So you want to go look at some art. I won’t hold it against you. Maybe you’ve watched True Detective through, or your iPhone’s broken. Plus, at an opening, there’s always a chance of free beer.

But it turns out that in Chelsea all they’ve got is Chardonnay, and you can’t see the art for the money anyhow. In Soho all they’ve got now is clothes. So where do you, the young art-liker turn? Why, to the home of everything else fishy and just barely tolerated: Chinatown.

Or so I’ve been informed. A few Fridays ago, on a post-dumpling meander, I dropped into the newly opened STL, a gallery space on 138 Eldridge, to try to figure the whole business out. The room, three cement steps below street level, in a former fishmonger, is under the care of Martos Gallery director Taylor Trabulus and writer-curator Alexander Shulan. They’d spent only three days installing the first show: walls remained tacky, the ceiling low, and water dripped out onto the floor in the back of the room—although it turned out that the leak, at least, was part of the show (it fell from a pipe attached to useless industrial vents and empty sake barrels).

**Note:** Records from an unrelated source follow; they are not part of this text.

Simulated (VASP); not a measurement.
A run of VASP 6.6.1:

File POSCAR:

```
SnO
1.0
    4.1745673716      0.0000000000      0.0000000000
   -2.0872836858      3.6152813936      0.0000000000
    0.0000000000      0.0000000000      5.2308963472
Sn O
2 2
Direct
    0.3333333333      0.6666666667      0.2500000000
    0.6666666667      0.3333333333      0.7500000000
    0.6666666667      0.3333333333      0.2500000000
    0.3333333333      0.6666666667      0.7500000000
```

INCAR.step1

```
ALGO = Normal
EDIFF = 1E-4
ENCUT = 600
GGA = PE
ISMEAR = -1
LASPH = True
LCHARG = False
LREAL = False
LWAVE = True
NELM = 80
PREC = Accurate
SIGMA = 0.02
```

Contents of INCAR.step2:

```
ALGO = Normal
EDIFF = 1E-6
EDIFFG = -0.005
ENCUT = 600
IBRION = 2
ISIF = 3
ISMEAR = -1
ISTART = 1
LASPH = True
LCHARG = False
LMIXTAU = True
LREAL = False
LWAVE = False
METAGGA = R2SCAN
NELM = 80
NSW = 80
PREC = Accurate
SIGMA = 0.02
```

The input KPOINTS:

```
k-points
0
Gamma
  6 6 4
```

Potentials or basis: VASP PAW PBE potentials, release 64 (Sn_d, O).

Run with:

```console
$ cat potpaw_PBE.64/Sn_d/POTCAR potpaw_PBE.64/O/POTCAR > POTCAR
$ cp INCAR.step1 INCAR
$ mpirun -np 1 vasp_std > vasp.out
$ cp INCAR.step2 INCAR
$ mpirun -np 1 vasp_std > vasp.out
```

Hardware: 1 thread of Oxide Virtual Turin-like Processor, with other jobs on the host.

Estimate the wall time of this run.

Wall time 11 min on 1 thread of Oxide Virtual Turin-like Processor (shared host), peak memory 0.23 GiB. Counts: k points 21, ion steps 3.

That afternoon Shulan explained that the show was made to look intentionally “rotting” and “trolly” (i.e. 4chan, not Tolkien). “This stuff is not easily marketable,” he told me over a summer ale, with the rushed eloquence of a man with a headful of ideas, and 700 tabs open. “There’s an attention to material … maybe an afterword to digital computing, but it isn’t internet art. In fact, the show’s almost explicitly against internet art.”

Near the entrance tinsely glued together chunks of metal hung within a wood frame that looked like it had been lifted from grandma’s house in Mamaroneck. Opposite: a slightly pixelated above life-size image of a princess drowning in her palace. The upper portion of the photo-paper curled clumsily onto the ceiling. A huge clump of dried up phragmites plucked from the Rockaways leaned along the side wall. Under them lay a broken glass frame encasing a black-and-white photo of railroad tracks. Oktoberfest ribbons twined around the reeds.

At the official opening, a few hours later, people swarmed and sashayed in and and out, unable to avoid stepping on the art. The crowd was young but motley enough.Web artists and web series starlets mingled. Downtown kids got down.  Two swarthy norms in a corner were, for some inexplicable reason, talking about Plautus.

Probably no one had a transcendental art experience, but the spectators weren’t being disappointed or messed with, either: no one had come looking for one. A few vestiges of anti-art irreverence remained (a dirty mat by the door was titled “Harpo Playing Rachmaninoff’s Prelude in C-Sharp Minor,”) but mostly the work was too subdued to be irreverent. Over the course of the night there were a few chuckles, but stifled ones. In the same way (and perhaps for the same reasons) that it’s become impossible to look at anything new without wondering about the price, it has also become difficult not to wonder where the joke is.

And yet it occurred to me that despite (or because of) the show’s explicit emphasis on humor, the works here were less mocking than the ones we’ve come to expect from our modern-day object-makers. I’ve got no special insight into what the artists at STL are trying to achieve, but I suppose that if you go in for classifications, you might want to call these new Chinatown artists realists—so long as you acknowledge how much of young New Yorkers’ reality consists of bullshit on the internet and bits of garbage preserved by the snow.

Money, of course, was somewhere in the room too, in all likelihood sulking alone in the corner, not getting anyone cute’s number.

“D’you sell anything?” someone asked Shulan, as the opening trailed on toward the next day.

“Do you see anyone here over 30?” he replied, and, with a wiry grace, fled outside to quickly sweep up a dozen forgotten beer cans into the dumpster.

“I don’t want to get a ticket,” he explained, as I met him on the threshold, “it’s like 5,000 bucks.”